WASHINGTON — The United States is back in the driver’s seat of the global economy after 15 years of watching China and emerging markets take the lead.

The world’s biggest economy will expand by 3.2 percent or more this year, its best performance since at least 2005, as an improving job market leads to stepped-up consumer spending, according to economists at JPMorgan Chase & Co., Deutsche Bank and BNP Paribas. That outcome would be about what each foresees for the world economy as a whole and would be the first time since 1999 that America hasn’t lagged behind global growth, based on data from the International Monetary Fund.

“The U.S. is again the engine of global growth,” said Allen Sinai, chief executive officer of Decision Economics in New York. “The economy is looking stellar and is in its best shape since the 1990s.”

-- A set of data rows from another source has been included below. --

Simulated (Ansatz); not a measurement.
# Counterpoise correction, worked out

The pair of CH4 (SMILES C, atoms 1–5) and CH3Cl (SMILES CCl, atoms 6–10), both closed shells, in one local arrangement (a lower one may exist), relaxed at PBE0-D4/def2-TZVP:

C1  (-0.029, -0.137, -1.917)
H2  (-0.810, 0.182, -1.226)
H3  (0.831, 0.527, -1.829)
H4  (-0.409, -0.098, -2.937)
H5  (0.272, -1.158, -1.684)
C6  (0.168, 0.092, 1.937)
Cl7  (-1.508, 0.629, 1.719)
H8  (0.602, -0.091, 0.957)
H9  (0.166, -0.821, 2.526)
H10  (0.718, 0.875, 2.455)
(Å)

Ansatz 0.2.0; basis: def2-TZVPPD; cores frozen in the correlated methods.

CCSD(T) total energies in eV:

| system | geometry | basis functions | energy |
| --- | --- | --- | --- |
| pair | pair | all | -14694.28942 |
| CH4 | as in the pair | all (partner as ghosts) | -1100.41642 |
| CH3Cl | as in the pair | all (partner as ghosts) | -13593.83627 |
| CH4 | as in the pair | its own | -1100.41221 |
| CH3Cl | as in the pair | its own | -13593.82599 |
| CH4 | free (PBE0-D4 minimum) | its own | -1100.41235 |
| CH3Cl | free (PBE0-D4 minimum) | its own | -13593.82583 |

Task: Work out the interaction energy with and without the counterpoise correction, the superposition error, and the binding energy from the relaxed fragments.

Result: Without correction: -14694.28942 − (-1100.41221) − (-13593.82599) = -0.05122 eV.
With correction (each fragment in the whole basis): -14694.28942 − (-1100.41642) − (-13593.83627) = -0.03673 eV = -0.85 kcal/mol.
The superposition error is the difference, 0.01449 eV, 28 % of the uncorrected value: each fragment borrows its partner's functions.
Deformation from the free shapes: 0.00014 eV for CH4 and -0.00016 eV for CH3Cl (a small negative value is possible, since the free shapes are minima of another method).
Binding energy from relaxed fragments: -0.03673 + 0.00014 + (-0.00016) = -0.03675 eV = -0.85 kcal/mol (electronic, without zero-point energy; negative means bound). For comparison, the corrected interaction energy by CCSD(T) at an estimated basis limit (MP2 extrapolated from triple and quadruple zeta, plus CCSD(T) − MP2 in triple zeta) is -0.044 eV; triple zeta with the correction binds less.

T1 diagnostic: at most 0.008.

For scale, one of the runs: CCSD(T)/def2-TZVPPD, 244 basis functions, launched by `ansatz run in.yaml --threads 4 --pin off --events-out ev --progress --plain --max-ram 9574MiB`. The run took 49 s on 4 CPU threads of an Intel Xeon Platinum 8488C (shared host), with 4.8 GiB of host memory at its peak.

In the latest sign of America’s resurgence, the Labor Department reported on Jan. 9 that payrolls rose 252,000 in December as the unemployment rate dropped to 5.6 percent, its lowest level since June 2008. Job growth last month was highlighted by the biggest gain in construction employment in almost a year. Factories, health-care providers and business services also kept adding to their payrolls.

About 3 million more Americans found work in 2014, the most in 15 years and a sign companies are optimistic U.S. demand will persist even as overseas markets struggle.

U.S. government securities rose after the report as investors focused on a surprise drop in hourly wages last month. Ten-year Treasury yields declined seven basis points to 1.95 percent at 5 p.m. in New York on Jan. 9.

“We are still waiting to see the kind of strengthening of wage numbers we would expect to be consistent with what we are seeing elsewhere in terms of growth and the absolute jobs numbers,” Federal Reserve Bank of Atlanta President Dennis Lockhart said in a Jan. 9 interview.

The U.S. is breaking away from the rest of the world partly because it has had more success working off the debt-driven excesses that helped precipitate the worst recession since the Great Depression.

“The progress has been far greater in the U.S.,” Glenn Hubbard, dean of the Columbia Business School in New York and a former chief White House economist, told the American Economic Association annual conference in Boston on Jan. 3.


Delinquencies on consumer installment loans fell to a record-low 1.51 percent in the third quarter, the American Bankers Association said on Jan. 8. That’s “well under” the 15-year average of 2.3 percent on such loans, which include credit cards and borrowing for car purchases and home improvements, it said.

U.S. households have benefited from the strengthening job market and the collapse in oil prices. The nationwide average cost of a gallon of regular gasoline was $2.13 on Jan. 11, the cheapest since May 2009, according to figures from motoring group AAA.

While wage gains have lagged – average hourly earnings fell 0.2 percent last month from November – they will accelerate as the labor market continues to tighten, according to Mohamed El-Erian, a Bloomberg View columnist and an adviser to Munich-based Allianz SE.

Spending is already strengthening. Households splurged on new cars, appliances, televisions and clothing as spending climbed 0.6 percent in November, double the gain in October, according to figures from the Commerce Department.